A full narrative history section
Located just outside Charlottesville, Virginia, in the Piedmont region, the plantation was originally 5,000 acres (20 km2), with Jefferson using slaves for extensive cultivation of tobacco and mixed crops, later shifting from tobacco cultivation to wheat in response to changing markets. Due to its architectural and historic significance, the property has been designated a National Historic Landmark. In 1987 Monticello and the nearby University of Virginia, also designed by Jefferson, were together designated a UNESCO World Heritage Site. The current nickel, a United States coin, features a depiction of Monticello on its reverse side.
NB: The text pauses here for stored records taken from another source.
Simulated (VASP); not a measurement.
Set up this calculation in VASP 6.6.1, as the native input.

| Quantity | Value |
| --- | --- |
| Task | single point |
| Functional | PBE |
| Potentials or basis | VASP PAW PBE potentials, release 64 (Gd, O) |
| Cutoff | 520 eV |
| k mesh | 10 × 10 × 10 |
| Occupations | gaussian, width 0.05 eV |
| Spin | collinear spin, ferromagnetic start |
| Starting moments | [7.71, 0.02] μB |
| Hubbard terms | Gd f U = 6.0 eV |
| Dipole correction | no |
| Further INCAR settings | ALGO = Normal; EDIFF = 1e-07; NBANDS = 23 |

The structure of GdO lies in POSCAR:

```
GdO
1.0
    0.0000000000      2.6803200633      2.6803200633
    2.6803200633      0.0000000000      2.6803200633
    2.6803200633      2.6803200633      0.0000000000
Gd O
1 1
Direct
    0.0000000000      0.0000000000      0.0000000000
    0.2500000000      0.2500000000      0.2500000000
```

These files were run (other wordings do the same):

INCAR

Jefferson designed the main house using neoclassical design principles described by Italian Renaissance architect Andrea Palladio and reworking the design through much of his presidency to include design elements popular in late 18th-century Europe and integrating numerous of his own design solutions. Situated on the summit of an 850-foot (260 m)-high peak in the Southwest Mountains south of the Rivanna Gap, the name Monticello derives from the Italian for "little mount". Along a prominent lane adjacent to the house, Mulberry Row, the plantation came to include numerous outbuildings for specialized functions, e.g., a nailery; quarters for domestic slaves; gardens for flowers, produce, and Jefferson's experiments in plant breeding - along with tobacco fields and mixed crops. Cabins for field slaves were farther from the mansion.
At Jefferson's direction, he was buried on the grounds, in an area now designated as the Monticello Cemetery. The cemetery is owned by the Monticello Association, a society of his descendants through Martha Wayles Skelton Jefferson. After Jefferson's death, his daughter Martha Jefferson Randolph sold the property. In 1834 it was bought by Uriah P. Levy, a commodore in the U.S. Navy, who admired Jefferson and spent his own money to preserve the property. His nephew Jefferson Monroe Levy took over the property in 1879; he also invested considerable money to restore and preserve it. In 1923, Monroe Levy sold it to the Thomas Jefferson Foundation (TJF), which operates it as a house museum and educational institution.
After Jefferson died on July 4, 1826, his only official surviving daughter, Martha Jefferson Randolph, inherited Monticello. The estate was encumbered with debt and Martha Randolph had financial problems in her own family because of her husband's mental illness. In 1831 she sold Monticello to James Turner Barclay, a local apothecary. Barclay sold it in 1834 to Uriah P. Levy, the first Jewish Commodore (equivalent to today's admiral) in the United States Navy. A fifth-generation American whose family first settled in Savannah, Georgia, Levy greatly admired Jefferson and used his private funds to repair, restore and preserve the house. The Confederate government seized the house as enemy property at the outset of the American Civil War and sold it to Confederate officer Benjamin Franklin Ficklin. Levy's estate recovered the property after the war.
Levy's heirs argued over his estate, but their lawsuits were settled in 1879, when Uriah Levy's nephew, Jefferson Monroe Levy, a prominent New York lawyer, real estate and stock speculator (and later member of Congress), bought out the other heirs for $10,050, and took control of Monticello. Like his uncle, Jefferson Levy commissioned repairs, restoration and preservation of the grounds and house, which had been deteriorating seriously while the lawsuits wound their way through the courts in New York and Virginia. Together, the Levys preserved Monticello for nearly 100 years.
In 1923, a private non-profit organization, the Thomas Jefferson Foundation, purchased the house from Jefferson Levy with funds raised by Theodore Fred Kuper and others. They managed additional restoration under architects including Fiske Kimball and Milton L. Grigg. Since that time, other restoration has been performed at Monticello.
The Foundation operates Monticello and its grounds as a house museum and educational institution. Visitors can wander the grounds, as well as tour rooms in the cellar and ground floor. More expensive tour pass options include sunset hours, as well as tours of the second floor and the third floor including the iconic dome.
Monticello is a National Historic Landmark. It is the only private home in the United States to be designated a UNESCO World Heritage Site. Included in that designation are the original grounds and buildings of Jefferson's University of Virginia. From 1989 to 1992, a team of architects from the Historic American Buildings Survey (HABS) of the United States created a collection of measured drawings of Monticello. These drawings are held by the Library of Congress.
Among Jefferson's other designs are Poplar Forest, his private retreat near Lynchburg (which he intended for his daughter Maria, who died at age 25); the University of Virginia, and the Virginia State Capitol in Richmond.